Posted: Thu Feb 04, 2016 12:20 pm
by cafischer
I wanted to check the cable equation implemented in NEURON which says that:
cm * dV/dt - I_inj = - sum(i_ion)
(ignoring axial currents)

The following code is a minimal example of doing this whereby I computed the left hand side of the equation in two different ways:

Code: Select all

from neuron import h
import numpy as np
import pylab as pl
h.load_file("stdrun.hoc")  # load NEURON libraries
h("""""")  # unvariable time step in NEURON

# create simple cell model
cell = h.Section(name='soma') = 1
cell.Ra = 100
cell.diam = 100
cell.L = 100
cell.nseg = 1

# inject current
stim = h.IClamp(cell(0.5))
stim.amp = 1
stim.delay = 100
stim.dur = 500

# insert ionic currents

# recordings
ipas = h.Vector()

v = h.Vector()

icap = h.Vector()

i_inj = h.Vector()

# run simulation
h.tstop = 700
h.dt = 0.025

# change to arrays
v = np.array(v)
i_inj = np.array(i_inj)
icap = np.array(icap)
ipas = np.array(ipas)
t = np.arange(0, h.tstop+h.dt, h.dt)

# change units
Cm = * cell(.5).area() * 1e-8
icap_from_v = np.concatenate((np.array([0]), np.diff(v)/np.diff(t))) * Cm
icap = 1e3 * icap * cell(.5).area() * 1e-8
ipas = ipas * 1e3 * cell(.5).area() * 1e-8
i_inj *= 1e-3

# plot
# the three traces should be the same
pl.plot(t, icap_from_v - i_inj, 'k')
pl.plot(t, (icap) - i_inj, 'r')
pl.plot(t[:-1], -1 * ipas[1:] , 'y')
My question is:
1) Is the implementation correct?
2) Why do I have to shift the passive current by 1?
3) Why is the manual computation of icap (icap_from_v) a little different from the other two traces?

Furthermore if I include another current and add it to ipas, then the deviation of the right hand side of the equation to the left hand side gets stronger. Why does this happen?

Re: Check the cable equation

Posted: Thu Feb 04, 2016 5:01 pm
by ted
Well, it's a single compartment model, not a cable, but it's a good place to start.

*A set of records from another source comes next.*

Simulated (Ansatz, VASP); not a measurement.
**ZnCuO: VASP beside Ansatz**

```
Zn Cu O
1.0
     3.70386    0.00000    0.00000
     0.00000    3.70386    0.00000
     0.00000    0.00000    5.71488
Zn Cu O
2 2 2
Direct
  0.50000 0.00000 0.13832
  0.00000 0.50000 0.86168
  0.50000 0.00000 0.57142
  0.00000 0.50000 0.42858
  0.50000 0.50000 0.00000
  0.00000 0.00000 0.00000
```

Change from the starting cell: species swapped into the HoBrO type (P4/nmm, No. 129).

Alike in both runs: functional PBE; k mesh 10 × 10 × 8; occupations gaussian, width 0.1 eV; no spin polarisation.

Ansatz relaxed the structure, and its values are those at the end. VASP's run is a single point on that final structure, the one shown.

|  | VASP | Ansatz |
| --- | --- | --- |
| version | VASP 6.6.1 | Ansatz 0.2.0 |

Your code is too clever by half. Python syntax is truly wonderful etc., but notational elegance from the programmer's perspective can obscure the discussion of numerical methods. Can you write something that makes the numerical integration method transparently obvious even to those who aren't familiar with Python? That means not taking advantage of numpy's marvellous methods. Also use a "for" loop. Painful, I know, but then we can focus on numerical methods rather than how to interpret numpy's documentation.

Re: Check the cable equation

Posted: Fri Feb 05, 2016 4:23 am
by cafischer
I think you mean this place where I used numpy magic:

Code: Select all

icap_from_v = np.concatenate((np.array([0]), np.diff(v)/np.diff(t))) * Cm
In a for loop this would be:

Code: Select all

icap_from_v = np.zeros(len(v))
for i in range(1, len(v)):
    icap_from_v[i] = (v[i] - v[i-1]) / (t[i] - t[i-1]) * Cm
But I don't know how to make the numerical integration obvious. As I thought that the numerical integration happens in NEURON's run() function.

Re: Check the cable equation

Posted: Mon Feb 08, 2016 5:15 pm
by ted
My apology. Looking back at your original post I see that I misinterpreted your original intent. Having read
"I wanted to check the cable equation implemented in NEURON which says that:
cm * dV/dt - I_inj = - sum(i_ion)"
"I computed the left hand side of the equation in two different ways"
I jumped to the conclusion that you intended to integrate the differential equation with your own Python code--since that's what I would have done--and took only the briefest glance at the actual code you provided. In retrospect, I see that you were just using NEURON-generated simulation results to calculate your own estimate of membrane capacitive current, and comparing that to the recording of i_cap.

Now to your questions.
1) Is the implementation correct?
The implementation of the model cell, IClamp, and vector recording are correct.
2) Why do I have to shift the passive current by 1?
You don't. In fact, you shouldn't. The lag between injected current and membrane capacitive current on the one hand, and membrane ionic current on the other, is inevitable, and in a fixed time step simulation it can look like an "off by 1 time step" result. See the discussion in my most recent post to your other thread. This is simply a manifestation of discretization error--an error that is inherent in trying to use a process that is discrete in time as an approximation to a process that is continuous in time. It goes away as you decrease dt (more about this later).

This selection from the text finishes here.